Franklin, with his shrewd common sense, observed, "The taxes are indeed very heavy; and if those laid on by the Government were the only ones we had to pay, we might more easily discharge them; but we have many others, and much more grievous to some of us. We are taxed quite as much by our idleness, three times as much by our pride, and four times as much by our folly; and from these taxes the Commissioners cannot ease or deliver us by allowing an abatement."
Lord John Russell once made a similar statement to a body of working men who waited upon him for the purpose of asking relief from taxation. "You complain of the taxes," he said; "but think of how you tax yourselves. You consume about fifty millions yearly in drink. Is there any Government that would dare to tax you to that extent? You have it in your own power greatly to reduce the taxes, and that without in any way appealing to us."
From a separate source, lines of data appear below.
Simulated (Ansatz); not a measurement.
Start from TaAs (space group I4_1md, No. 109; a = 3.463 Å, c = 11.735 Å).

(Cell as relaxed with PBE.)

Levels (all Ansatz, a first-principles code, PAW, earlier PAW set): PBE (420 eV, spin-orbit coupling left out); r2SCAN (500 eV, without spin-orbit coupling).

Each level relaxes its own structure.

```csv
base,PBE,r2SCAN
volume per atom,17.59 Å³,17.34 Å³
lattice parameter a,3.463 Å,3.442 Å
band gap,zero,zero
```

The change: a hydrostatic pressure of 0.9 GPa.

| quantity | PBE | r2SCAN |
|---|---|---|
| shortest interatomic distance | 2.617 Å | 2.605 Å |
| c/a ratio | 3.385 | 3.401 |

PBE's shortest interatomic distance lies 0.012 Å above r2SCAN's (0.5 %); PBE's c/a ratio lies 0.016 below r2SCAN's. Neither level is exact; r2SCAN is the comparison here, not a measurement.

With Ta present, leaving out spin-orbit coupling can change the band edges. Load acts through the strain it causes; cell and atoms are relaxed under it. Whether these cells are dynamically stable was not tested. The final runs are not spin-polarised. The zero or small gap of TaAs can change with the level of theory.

Complaining that the laws are bad, and that the taxes are heavy, will not mend matters. Aristocratic government, and the tyranny of masters, are nothing like so injurious as the tyranny of vicious appetites. Men are easily led away by the parade of their miseries, which are for the most part voluntary and self-imposed,—the results of idleness, thriftlessness, intemperance, and misconduct. To blame others for what we suffer, is always more agreeable to our self-pride, than to blame ourselves. But it is perfectly clear that people who live from day to day without plan, without rule, without forethought—who spend all their earnings, without saving anything for the future—are preparing beforehand for inevitable distress. To provide only for the present, is the sure means to sacrificing the future. What hope can there be for a people whose only maxim seems to be, "Let us eat and drink, for to-morrow we die"?
All this may seem very hopeless; yet it is not entirely so. The large earnings of the working classes is an important point to start with. The gradual diffusion of education will help them to use, and not abuse, their means of comfortable living. The more extended knowledge of the uses of economy, frugality, and thrift, will help them to spend their lives more soberly, virtuously, and religiously. Mr. Denison was of opinion that much of this might be accomplished "within two generations." Social improvement is always very slow. How extremely tardy has been the progress of civilization! How gradually have its humanizing influences operated in elevating the mass of the people! It requires the lapse of generations before its effects can be so much as discerned: for a generation is but as a day in the history of civilization. It has cost most nations ages of wars, before they could conquer their right of existence as nations. It took four centuries of persecutions and martyrdoms to establish Christianity, and two centuries of civil wars to establish the Reformation. The emancipation of the bondsmen from feudal slavery was only reached through long ages of misery. From the days in which our British progenitors rushed to battle in their war-paint,—or those more recent times when the whole of the labouring people were villeins and serfs, bought and sold with the soil which they tilled,—to the times in which we now live,—how wide the difference, how gratifying the contrast. Surely it ought not to be so difficult to put an end to the Satanic influences of thriftlessness, drunkenness, and improvidence!
CHAPTER IV.
MEANS OF SAVING.
"Self-reliance and self-denial will teach a man to drink out of his own cistern, and eat his own sweet bread, and to learn and labour truly to get his own living, and carefully to save and expend the good things committed to his trust."—Lord Bacon.
"Love, therefore, labour: if thou should'st not want it for food, thou may'st for physic. It is wholesome for the body, and good for the mind; it prevents the fruit of idleness."—William Penn.
"The parent who does not teach his child a trade, teaches him to be a thief."—Brahminical Scriptures.
Those who say that "It can't be done," are probably not aware that many of the working classes are in the receipt of incomes considerably larger than those of professional men.